The PBC vice chairman read out the resolution wherein it was held that the “seniority principle should be adhered to in all appointments to the Supreme Court, now and in the future, in order to avoid arbitrariness and nepotism and the creation of bad blood and groupings within the judiciary”.

“As such it was resolved to vigorously oppose the nomination of Justice Muhammad Ali Mazhar, being 5th at the seniority list of judges of the Sindh High Court, to the apex Court. The meeting also opposed the appointment of ad-hoc judges to the Supreme Court,” the resolution read.

It was further resolved to address a letter and resolution to the parliamentary committee, requesting it to refuse the approval for nomination of Justice Mazhar on grounds of the violation of the seniority principle.

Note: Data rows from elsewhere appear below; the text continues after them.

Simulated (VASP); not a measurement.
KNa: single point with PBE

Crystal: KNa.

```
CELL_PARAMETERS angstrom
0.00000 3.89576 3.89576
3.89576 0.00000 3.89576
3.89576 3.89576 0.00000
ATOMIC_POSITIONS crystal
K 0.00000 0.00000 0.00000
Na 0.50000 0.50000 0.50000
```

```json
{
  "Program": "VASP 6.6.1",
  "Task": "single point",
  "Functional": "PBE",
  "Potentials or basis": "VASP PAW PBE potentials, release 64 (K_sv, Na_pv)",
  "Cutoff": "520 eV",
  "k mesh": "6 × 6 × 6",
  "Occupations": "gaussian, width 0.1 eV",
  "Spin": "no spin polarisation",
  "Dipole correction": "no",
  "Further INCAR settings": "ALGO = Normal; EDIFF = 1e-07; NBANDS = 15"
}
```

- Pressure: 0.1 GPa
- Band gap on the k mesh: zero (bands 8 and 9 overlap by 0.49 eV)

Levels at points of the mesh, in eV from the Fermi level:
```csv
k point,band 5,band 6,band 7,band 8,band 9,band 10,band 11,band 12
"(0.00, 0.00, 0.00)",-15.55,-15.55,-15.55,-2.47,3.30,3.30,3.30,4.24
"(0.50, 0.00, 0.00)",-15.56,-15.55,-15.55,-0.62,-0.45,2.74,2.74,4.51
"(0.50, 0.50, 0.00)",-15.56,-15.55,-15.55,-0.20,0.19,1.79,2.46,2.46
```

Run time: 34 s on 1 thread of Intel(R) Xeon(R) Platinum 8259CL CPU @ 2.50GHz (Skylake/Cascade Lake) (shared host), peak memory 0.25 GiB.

The PBC called for the JCP to urgently frame transparent and objective criteria for the appointment of judges to all courts and should consistently follow the same.

It was resolved to request parliament and all political parties to repeal the 19th Amendment to the Constitution, as it had shifted the balance among various stakeholders within the justice system and made the judiciary unaccountable.

The lawyers’ body resolved that bar associations and councils would not hold any reception or dinner in honour of Justice Mushir Alam, a JCP member, who is presently going to retire.

It was demanded that an urgent meeting of the JCP be convened to consider and adopt various proposed amendments suggested to its rules by its members representing different bar councils that have been pending for a long time.

The PBC further demanded that registrars for the Supreme Court and high courts should be appointed from among judicial employees and not from the civil service.

It was resolved that judges should neither be reappointed to any position after their retirement, nor should they be granted any extension in service as that compromises their judicial independence.

The PBC resolved that an “All Pakistan Lawyers Convention” of bar associations and councils would be held throughout the country.

The council, while approving the earlier decision of its legal education committee for amendments to the relevant rules, decided that the passing marks for the Law Graduates Assessment Test be reduced from 50% to 45%, while enhancing the maximum chances available to the law graduate from the existing three to five.

The council further approved a resolution, dated June 28 this year, taking serious notice of the acts of violence and use of abusive language by advocates against judges in the country.